In order for a Terminal Time ideologue to make use of such an event, it must be possible to determine that the event can be “spun” to support one of the current rhetorical goals. The Terminal Time system identifies candidate events by testing them for applicability. These tests are carried out through an “inference engine” written in Lisp. Here is the test for “show-thinkers-persecuted-by-religion”:
- ($isa ?event %IdeaSystemCreationEvent)
($isa ?event %Execution)
($outputsCreated ?event ?newIdeas)
(%conflictingMOs ?newIdeas ?relBeliefSystem)
($isa ?relBeliefSystem $Religion))
(Mateas et al., 2000)
As Mateas, Vanouse, and Domike point out, this is not any sort of general test for finding all instances of thinkers being persecuted by religion. For example, it assumes executions are the only type of persecution. Similarly, Terminal Time’s representation of the Giordano Bruno story is not the only possible one. The Terminal Time authors point out that, in other circumstances, it might be desirable to represent Bruno’s writings and his execution as separate events, rather than one compound event. But, again, Terminal Time is not trying to create a realistic simulation of the behavior of historians, or create a system that “really understands” history, or be itself a “creative” system. Instead, Terminal Time is an authored artwork.

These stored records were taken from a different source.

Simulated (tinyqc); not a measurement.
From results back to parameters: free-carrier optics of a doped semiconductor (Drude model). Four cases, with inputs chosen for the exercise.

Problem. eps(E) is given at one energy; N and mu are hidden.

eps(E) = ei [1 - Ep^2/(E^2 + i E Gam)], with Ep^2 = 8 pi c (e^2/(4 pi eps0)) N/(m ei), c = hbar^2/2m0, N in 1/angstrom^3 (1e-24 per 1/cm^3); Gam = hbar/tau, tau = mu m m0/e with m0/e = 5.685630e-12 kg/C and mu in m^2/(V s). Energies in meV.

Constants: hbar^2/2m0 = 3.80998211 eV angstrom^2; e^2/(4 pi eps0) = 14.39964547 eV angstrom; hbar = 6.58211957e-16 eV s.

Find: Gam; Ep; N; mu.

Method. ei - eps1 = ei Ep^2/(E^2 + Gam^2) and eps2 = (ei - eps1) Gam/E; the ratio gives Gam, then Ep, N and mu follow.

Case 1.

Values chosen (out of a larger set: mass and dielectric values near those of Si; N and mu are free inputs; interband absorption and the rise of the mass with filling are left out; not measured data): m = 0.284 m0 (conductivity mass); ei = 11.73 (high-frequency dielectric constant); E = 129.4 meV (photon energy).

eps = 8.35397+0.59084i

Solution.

If the authors desired — at some point — for the system to be able to identify examples of religious groups persecuting thinkers that do not involve executions, in order to employ these events in its stories, then the test could be broadened to match the new class of events. As of their 2000 paper, the authors report that the system includes “134 historical events and 1568 knowledge base assertions” (beyond those assertions in the Upper Cyc Ontology). Given that all the possible examples of events involving religious persecution of thinkers (among that 134) also include executions, a broader test is not needed. But anyone involved in authoring historical event data for Terminal Time must do so with an awareness of the tests that will evaluate them later. In fact, it would make no sense to author historical events except in relation to the tests currently in the Terminal Time system, as events matching no tests would never be employed in stories. As a result, the authoring of events is tightly coupled to the authoring of tests.
Assembling the storyboard
Events that make good candidates for the story are placed on the system’s “storyboard.” However, before being placed on the storyboard, events are “spun” by means of rhetorical plans. These select a subset of information available that relates to the event and lay out an order for its description. So, for example, the rhetorical plan for the goal “show-religion-causes-war” (which can satisfy “show-religion-is-bad”) is:
Describe the individual who called for the war, mentioning their religious belief
Describe the religious goal of the war
Describe some event happening during the war
Describe the outcome
(Mateas et al., 2000)
A “spin” contains all the elements specified by a rhetorical plan, as well as information about the rhetorical goal being satisfied (and all its parent goals). This information about rhetorical goals is necessary because the selection of events for each section of the story is performed via constraints, some of which handle events in terms of the rhetorical goals they serve. A number of these constraints come from the current Terminal Time ideologue. For example, here are the storyboard constraints for the anti-religious rationalist during the first six minute section:
- (%rhet-goal :show-religion-is-bad)
(%and (%rhet-goal :show-halting-rationalist-progress)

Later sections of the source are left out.